Q1: From my experience, manual overclock makes the board ignore power limits and any throttling will be thermal based. Maybe it's not actually stable that that voltage (or not enough loadline calibration (LLC)? Especially since MCE forces the CPU to run 4.7GHz and it does crash in that case. You can try set AVX offset to 0 too, this settings means "reduce max multiplier by this value when AVX instruction set is in use".

 

Q2: I myself keep both VCCSA and VCCIO below 1.25V, but 1.35V is still deemed acceptable for high memory overclocks. What is weird is that SA is going high, but IO isn't. Anyway, sometimes memory overclock is better with lower VCCSA and VCCIO so I'd drop them back down. To avoid memory and CPU instability from happening at the same time when you're dealing with Q1, I'd turn off XMP, memory back to 2133MHz and make SA 1.05V, IO 0.95V which are their stock values.

 

Q3: Yes the board's auto LLC is being a tad aggressive. Asus boards give 5-9 levels of LLC depending on the model (not sure what Z390-F has), but I recommend using the level that's 1 step higher than the middle one in the first try. I also forgot if Asus LLC gets more aggressive at bigger numbers (level 9 so to say) or smaller numbers (level 1), my Asrock board is the latter but who knows.

 

Q4. Do non-AVX test like Prime95 version 26.6 and find the right voltage (might want to add 0.05v for extra stability) first, then do AVX test with new Prime95 and increase AVX offset values until it gets stable.

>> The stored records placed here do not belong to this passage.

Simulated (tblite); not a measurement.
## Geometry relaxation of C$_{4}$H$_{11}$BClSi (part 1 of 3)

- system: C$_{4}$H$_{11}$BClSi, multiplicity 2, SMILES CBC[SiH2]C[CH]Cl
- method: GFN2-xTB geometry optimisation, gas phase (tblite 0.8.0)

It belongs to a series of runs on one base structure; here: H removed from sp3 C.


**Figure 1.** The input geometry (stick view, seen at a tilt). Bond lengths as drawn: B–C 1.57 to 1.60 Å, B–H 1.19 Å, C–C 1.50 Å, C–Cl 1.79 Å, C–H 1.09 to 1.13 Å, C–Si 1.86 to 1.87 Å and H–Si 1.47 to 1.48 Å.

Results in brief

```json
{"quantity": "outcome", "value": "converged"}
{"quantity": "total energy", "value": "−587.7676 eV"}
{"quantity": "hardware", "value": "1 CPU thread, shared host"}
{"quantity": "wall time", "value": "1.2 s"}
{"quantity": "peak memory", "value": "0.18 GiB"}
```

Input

Q1: From what I heard it's normal behaviour on the newer ASUS boards that you have to increase all the power limits manually if you don't enable MCE. Found this in an article about ASUS ROG Maximus and i9 9900k: 

"Here’s the weird thing: If you leave the ASUS board to just auto, without any form of XMP enabled, then the Multicore Enhancement feature is left to “Auto” as well. In this version of Multicore Enhancement, instead of boosting to the maximum single-core frequency, which is very obvious when done and violates spec, ASUS is extending the turbo boost duration. That’s the new form of MCE. It’s tricky and well-hidden."

From what I can tell I've just missed one BIOS setting for whatever it is that makes it slow down when I don't have MCE on but googling my issue doesn't bring up anything on what setting I might want to change to get rid of it.

 

Q2: I have tested the XMP profile 1 in memtest86 for 8 or 12 passes, 6000% coverage in RAMtest and done 5 hours of prime95 with avx on so I don't think I have RAM instability. (Might change once I start lowering VCCSA and VCCIO obviously). Might want to try to lower them before I continue with the CPU overclock though because I've heard it might lower temperatures somewhat? Or get rid of XMP while I do the CPU overclock, but then I might have to reconfigure it again when i turn XMP back on due to the increased RAM speed affecting how the CPU operates?

 

Q3: From what I could read from the BIOS I think it defaults to level 6? Which I think is the middle of the levels +1. (1-9) Might try to reduce it further. Though that doesn't bode too well for how fast I'll be able to get this overclock running since I know 4.8GHz avx offset isn't stable at 1.3v on the current settings I have.

 

Q4: Alright, that means I'm going to have to go down to at least 4.7GHz or even less most likely due to the heat generated by prime95 with AVX load. I've had people at other communities tell me to just run realbench for 8 or so hours and avoid running prime95 with avx on (unless you do a custom test to make sure it doesn't hammer the avx instructions as hard, since no real life application uses the AVX functions like the small FFT test does). But I was kind of leaning on just finding some setting that's stable during AVX load in prime95 and go with that.

 

Thank you for taking your time to try and help me. :)

 

If anyones around that has one of the newer ASUS ROG motherboards have you had similar experiences compared to me in regards to my first question?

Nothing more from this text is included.